When Thomas Pynchon, famously fame-resistant, won the 1973 National Book Award, Professor Irwin Corey accepted on his behalf, offering up his usual high-low mishegoss, the perfect patter to represent the novelist. The amazing Paul Thomas Anderson has based his latest film on the Pynchon novel Inherent Vice. In a new Guardian profile by Mark Kermode, the director is asked about his relationship with the incognizable author. An excerpt:
“One thing Pynchon doesn’t have is a public profile. He is famously camera-shy (even his fleeting Simpsons cameos placed a cartoon paper-bag on his head), and Anderson seems determined not to throw any light on his rumoured involvement with the movie. Although Joaquin Phoenix has stated that Anderson talked regularly with Pynchon, my questions about meeting the author are met with uncharacteristic evasion.
‘He doesn’t meet people,’ Anderson deadpans. ‘I don’t know if he even exists.’
So you don’t know what he thinks of the film?
‘I can only hope that he’s happy it…’
But you didn’t deal directly with him?
‘No, no, no. I just… I just stay out of it. I just try to work with the book, you know, and to treat the book as a collaborator.’
He looks me in the eye, daring me to try again. I mention the rumour (confirmed by Josh Brolin) that Pynchon visited the set and can in fact be glimpsed in the movie.

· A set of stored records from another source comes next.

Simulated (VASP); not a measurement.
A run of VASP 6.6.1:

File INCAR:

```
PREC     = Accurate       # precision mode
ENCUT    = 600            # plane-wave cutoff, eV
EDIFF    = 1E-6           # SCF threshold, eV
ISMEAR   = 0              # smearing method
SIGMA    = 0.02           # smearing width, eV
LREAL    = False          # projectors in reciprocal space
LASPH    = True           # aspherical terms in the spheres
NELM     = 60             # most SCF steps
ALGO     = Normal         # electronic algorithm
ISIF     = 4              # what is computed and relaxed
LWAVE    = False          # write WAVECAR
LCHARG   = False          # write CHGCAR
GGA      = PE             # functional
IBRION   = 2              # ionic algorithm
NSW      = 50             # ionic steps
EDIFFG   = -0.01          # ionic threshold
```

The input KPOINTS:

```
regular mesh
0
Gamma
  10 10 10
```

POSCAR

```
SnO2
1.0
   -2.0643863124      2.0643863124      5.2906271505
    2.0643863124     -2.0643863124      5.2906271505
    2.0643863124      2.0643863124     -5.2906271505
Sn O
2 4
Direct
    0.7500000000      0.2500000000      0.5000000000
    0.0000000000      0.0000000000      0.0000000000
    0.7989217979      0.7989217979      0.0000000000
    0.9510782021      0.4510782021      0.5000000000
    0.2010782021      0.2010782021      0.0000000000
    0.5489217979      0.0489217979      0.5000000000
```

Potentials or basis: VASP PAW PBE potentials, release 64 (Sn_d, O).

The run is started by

‘Well, that’s like those stories about B Traven [the mysterious author of Treasure of the Sierra Madre, who believed that ‘the creative person should have no other biography than his works”]. No one ever knew who Traven was, and these pages would supposedly appear under [the director] John Huston’s door with notes and stuff. Or they’d be on the set and look over and there’d be a guy with a hat and sunglasses, and they’d all be going, ‘Is that B Traven? Is that him?’ So it’s all very mysterious to talk about Pynchon, but I tread delicately because he doesn’t want anything to do with all this, and I just have so much respect for him. I hope I can be like him when I grow up.'”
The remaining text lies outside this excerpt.